The Body and Blood of Christ – Fr. Adam Royal
June 14, 2020 – 8:30 AM and 1:00 PM

Audio Recording

Growing up, my family had a few cows. I will always remember one of them; her name was Annabelle. She was a pretty cow. Annabelle had beautiful red fur, two tiny nubs for horns, and was very sweet. She loved the taste of freshly mowed grass. Every time we mowed, I would pick up piles of grass and offer them to her. She ate it right out of my hands. She would even let me rub her head and pet her. Eventually, Annabelle had two children, a boy and a girl. I named them Mickey and Minnie. Even though they were a bit skittish, I slowly got to where I could feed and pet them as well. Then, one day, Mickey was taken away. My dad loaded him up on a trailer and he was gone. A few days later Mickey returned. Well, parts of him returned, wrapped in butcher paper and ready for grilling. I stopped naming the cows that day.

This was the first moment I realized there is an inescapable cruelty to human life. We want to live; we want it more than anything else. But the only way we know how is by stealing it. We steal the life of other living things, so that we may go on living. We kill to live. Let us not delude ourselves, ripping a carrot out of its home in the ground and taking its life, is not really any different from eating a cow. Either way we are stealing life.

I think this is at the heart of the strife we see in the world. Violence, hatred, and prejudice, all of these are rooted in fear. We are afraid that life is scarce, that there isn’t enough to go around. If we let others into our nation, or neighborhoods, or homes, then they might take the life we were going to steal. They might use it all up and there won’t be enough left for us. So we build walls, marginalize, and incarcerate. We make sure that we are the ones privileged to consume life, and no one else.
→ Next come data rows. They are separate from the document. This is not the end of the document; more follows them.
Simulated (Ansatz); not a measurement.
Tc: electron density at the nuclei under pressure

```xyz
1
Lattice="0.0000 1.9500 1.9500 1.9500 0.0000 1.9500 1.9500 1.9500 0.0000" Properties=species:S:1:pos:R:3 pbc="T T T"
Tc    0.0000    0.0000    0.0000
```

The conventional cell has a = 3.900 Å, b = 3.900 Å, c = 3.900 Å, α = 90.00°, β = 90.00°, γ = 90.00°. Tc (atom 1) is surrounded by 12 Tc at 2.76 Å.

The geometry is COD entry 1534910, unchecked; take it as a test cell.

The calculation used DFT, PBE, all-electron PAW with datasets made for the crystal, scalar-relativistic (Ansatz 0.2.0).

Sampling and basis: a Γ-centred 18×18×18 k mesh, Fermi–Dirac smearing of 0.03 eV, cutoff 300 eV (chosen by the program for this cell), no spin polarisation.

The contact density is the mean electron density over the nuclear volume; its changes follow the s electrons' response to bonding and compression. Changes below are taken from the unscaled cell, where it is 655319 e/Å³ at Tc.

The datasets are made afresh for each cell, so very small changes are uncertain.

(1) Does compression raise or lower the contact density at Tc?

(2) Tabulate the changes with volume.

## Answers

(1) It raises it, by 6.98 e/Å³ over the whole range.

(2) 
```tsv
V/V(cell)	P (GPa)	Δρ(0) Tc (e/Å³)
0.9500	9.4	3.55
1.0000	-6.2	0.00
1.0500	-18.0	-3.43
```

Into this deplorable and cruel reality, stepped Jesus Christ, God in the flesh. He made a startling claim, that he would give us his flesh to eat. Under the appearance of bread, he would feed us the flesh of God. This seemingly preposterous assertion is also the greatest gift he could have possibly given, because it sets us free. It sets us free from the inescapable cruelty of life. No longer must we steal life; now it has been given to us as a gift. God, who is life itself, freely offers life to us all. And not just life as we know it, but a new life, eternal life, limitless life, freed from all corruption and pain. This new life is not scare; it is infinite. Whoever desires life can come to this table and eat, no one has to be turned away.

But there is one condition. To eat from this altar, the table of God’s flesh, we must let go of our old way of life. We must let go of the mindset of scarcity, of our fears that build walls and exclude, and we must accept all who wish to join us. To eat the bread from heaven, we must live the life heaven. And whoever eats this bread will live forever.